I'm taking the deep dive into x86-64 assembly. Or at least I'm dipping my toes.

Introduction to assembly

Because my computer has a 64 bits CPU, the easiest way to get started is probably to use the assembly that works on my computer. That would be x86-64, although I sometimes see the terms x64 or amd64 being used too. I am new to assembly. I have seen some assembly code and have studied 68K assembly at university. But that was only on paper. I've never actually compiled and run assembly code. I want to remedy that.

Looking for x64 linux assembly on DuckDuckGo, I find this Stackoverflow thread that has some good tips on learning assembly, both on what to do and what not to do.

What not to do:

The Intel documentation is a bad place to start learning assembler.

What to do:

Take a look here (http://asm.sourceforge.net) it's the best place for Linux Assembly development, you will find resources, docs and links.

This website, asm.sourceforge.net, seems a bit complicated though. So I try to find some easier guides, ideally aimed at total beginners. This series of tutorials by 0xAX turns is a goldmine. It documents the learning steps for x86-64 assembly. It looks like a great place to start learning assembly. It lists basic information like what registers are available and their different forms (64 bits, 32 bits, etc) with the corresponding names (ie rax, eax, ax, al for the first register).

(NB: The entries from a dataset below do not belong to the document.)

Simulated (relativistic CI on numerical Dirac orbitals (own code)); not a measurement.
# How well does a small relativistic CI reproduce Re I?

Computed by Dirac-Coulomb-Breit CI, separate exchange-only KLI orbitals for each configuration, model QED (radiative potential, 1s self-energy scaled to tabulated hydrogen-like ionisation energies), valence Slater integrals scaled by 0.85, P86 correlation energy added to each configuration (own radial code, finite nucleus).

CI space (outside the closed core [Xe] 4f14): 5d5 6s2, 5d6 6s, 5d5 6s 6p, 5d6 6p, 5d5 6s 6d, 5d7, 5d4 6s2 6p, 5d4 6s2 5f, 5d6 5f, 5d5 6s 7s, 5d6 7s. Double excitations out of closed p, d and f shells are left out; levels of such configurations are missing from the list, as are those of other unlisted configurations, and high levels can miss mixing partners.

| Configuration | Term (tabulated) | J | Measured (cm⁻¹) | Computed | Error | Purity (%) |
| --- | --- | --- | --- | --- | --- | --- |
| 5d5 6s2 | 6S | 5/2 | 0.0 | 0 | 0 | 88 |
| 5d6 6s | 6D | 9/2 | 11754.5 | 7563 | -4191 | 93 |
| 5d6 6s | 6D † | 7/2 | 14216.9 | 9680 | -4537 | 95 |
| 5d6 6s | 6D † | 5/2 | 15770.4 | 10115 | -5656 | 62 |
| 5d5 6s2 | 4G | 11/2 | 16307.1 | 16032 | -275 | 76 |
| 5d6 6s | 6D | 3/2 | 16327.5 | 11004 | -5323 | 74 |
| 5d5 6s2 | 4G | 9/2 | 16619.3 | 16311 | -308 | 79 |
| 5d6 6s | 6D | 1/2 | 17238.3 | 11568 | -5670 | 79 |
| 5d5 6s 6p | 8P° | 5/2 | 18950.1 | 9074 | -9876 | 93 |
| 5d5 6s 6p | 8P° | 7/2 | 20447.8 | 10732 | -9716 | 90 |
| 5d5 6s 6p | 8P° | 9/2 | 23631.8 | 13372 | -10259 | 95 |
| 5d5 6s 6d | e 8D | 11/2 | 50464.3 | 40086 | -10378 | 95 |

It gives the command I need to install the NASM compiler on Ubuntu:

sudo apt-get install nasm

And the commands I need to compile and link assembly file to actually get a working program:

nasm -f elf64 -o hello.o hello.asm
ld -o hello hello.o

As is assembly for the most part, nasm is new to me. I'd like to know more. DuckDuckGo leads me to the nasm documentation. I highly recommend glancing through it: it is easy to read and contains lots of tips for assembly development with nasm.

nasm-docs-1

One thing this documentation teaches me is that there are 3 different ways to define strings with nasm:

db 'Hello world', 10 ; with single quotes
db "Hello world", 10 ; with double quotes
db `Hello world\n`   ; with backticks, \n, \r, \t, etc are available

This documentation also gives a trick to get the length of a string. It looks like a pointer subtraction, $ being the pointer to the current instruction, ie the end of the string, and message being the pointer to the beginning of the string:

message db  'hello, world'
msglen  equ $-message

Calling conventions

School 42 has a course on assembly. It says the following:

Be aware of the "calling conventions"

Not knowing what "calling conventions" are, I go back to DuckDuckGo which leads me to wiki.osdev.org:

calling-conventions-1

What I understand from this graphic is that the "calling convention" defines what registers have which role when I call a function. For instance, if I call a function with 2 parameters, I'll put the first parameter value in rdi and the second parameter value in rsi. The function must put the return value in rax.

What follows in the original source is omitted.